Nos. 05-40017-02-SAC, 08-4009-SAC.

June 3, 2008


MEMORANDUM AND ORDER


The case comes before the court on the defendant's Motion under 28 U.S.C. § 2255 to Vacate, Set Aside, or Correct Sentence. (Dk. 103). One of two defendants named in a single count drug trafficking indictment that charged possession with the intention to distribute approximately 1025 pounds of marijuana, the defendant, Serigne Ndiaye, went to trial on this charge. After deliberating less than two hours on August 18, 2005, the jury returned a guilty verdict. The defendant filed a timely motion for new trial (Dk. 80) challenging the sufficiency of the evidence and arguing the court erroneously admitted evidence that the defendant's cellular telephone called and received calls from two phone numbers of subscribers having Hispanic surnames in Phoenix, Arizona. The district court denied the defendant's motion, (Dk. 82), and subsequently sentenced the defendant to a term of 63-months' imprisonment after reconsidering its denial of the safety valve adjustment.

The defendant appealed his conviction and sentence. (Dk. 90). His appointed counsel at trial continued to represent the defendant on appeal. His counsel filed an Anders brief and moved to withdraw from the case. The defendant filed no response to the Anders brief. Agreeing with defense counsel that the record of appeal did not present any non-frivolous issue, the Tenth Circuit dismissed the defendant's appeal and granted counsel's motion to withdraw. (Dk. 99). The Tenth Circuit's order and judgment was filed October 2, 2006.

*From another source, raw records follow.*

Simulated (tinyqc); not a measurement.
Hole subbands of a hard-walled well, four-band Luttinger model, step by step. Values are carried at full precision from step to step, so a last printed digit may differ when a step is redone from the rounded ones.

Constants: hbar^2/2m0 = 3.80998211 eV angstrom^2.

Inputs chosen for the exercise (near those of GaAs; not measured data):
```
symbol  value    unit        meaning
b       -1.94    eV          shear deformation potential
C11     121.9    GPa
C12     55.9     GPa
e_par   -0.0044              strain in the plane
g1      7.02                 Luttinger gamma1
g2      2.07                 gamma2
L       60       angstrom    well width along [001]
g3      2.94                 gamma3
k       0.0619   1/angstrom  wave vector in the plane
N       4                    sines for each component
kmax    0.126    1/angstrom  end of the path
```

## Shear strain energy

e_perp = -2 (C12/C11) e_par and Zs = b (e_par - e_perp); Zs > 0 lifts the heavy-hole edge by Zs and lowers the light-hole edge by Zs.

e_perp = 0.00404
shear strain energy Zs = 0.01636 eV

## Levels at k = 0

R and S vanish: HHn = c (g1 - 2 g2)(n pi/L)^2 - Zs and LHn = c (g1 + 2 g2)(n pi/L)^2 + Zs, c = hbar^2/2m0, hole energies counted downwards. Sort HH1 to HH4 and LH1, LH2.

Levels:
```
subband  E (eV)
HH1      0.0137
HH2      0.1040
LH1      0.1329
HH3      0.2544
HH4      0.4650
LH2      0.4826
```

TIMELINESS OF 28 U.S.C. § 2255 MOTION

As amended by the Antiterrorism and Effective Death Penalty Act ("AEDPA"), 28 U.S.C. § 2255 includes a one-year limitation period for federal prisoners to file § 2255 motions. United States v. Hurst, 322 F.3d 1256, 1259 (10th Cir. 2003). For purposes of this case, "[t]he limitation period runs from . . . the date on which the judgment of conviction becomes final." 28 U.S.C. § 2255 (¶ 6). When a direct appeal is taken, "a criminal conviction becomes final when the Supreme Court affirms it on direct review, denies certiorari, or (in the absence of a certiorari petition) the time for filing a certiorari petition expires." United States v. Prows, 448 F.3d 1223, 1227 (10th Cir. 2006) (citing Clay v. United States, 537 U.S. 522, 527 (2003)).

Accordingly, the defendant had 90 days from the Tenth Circuit's entry of judgment on October 2, 2006, to file a petition for certiorari. See Sup. Ct. R. 13(1). The period does not run from the issuance date of the circuit court's mandate. See Sup. Ct. R. 13(3). Thus, the 90-day certiorari period expired on January 2, 2007, after applying Sup. Ct. R. 30(1).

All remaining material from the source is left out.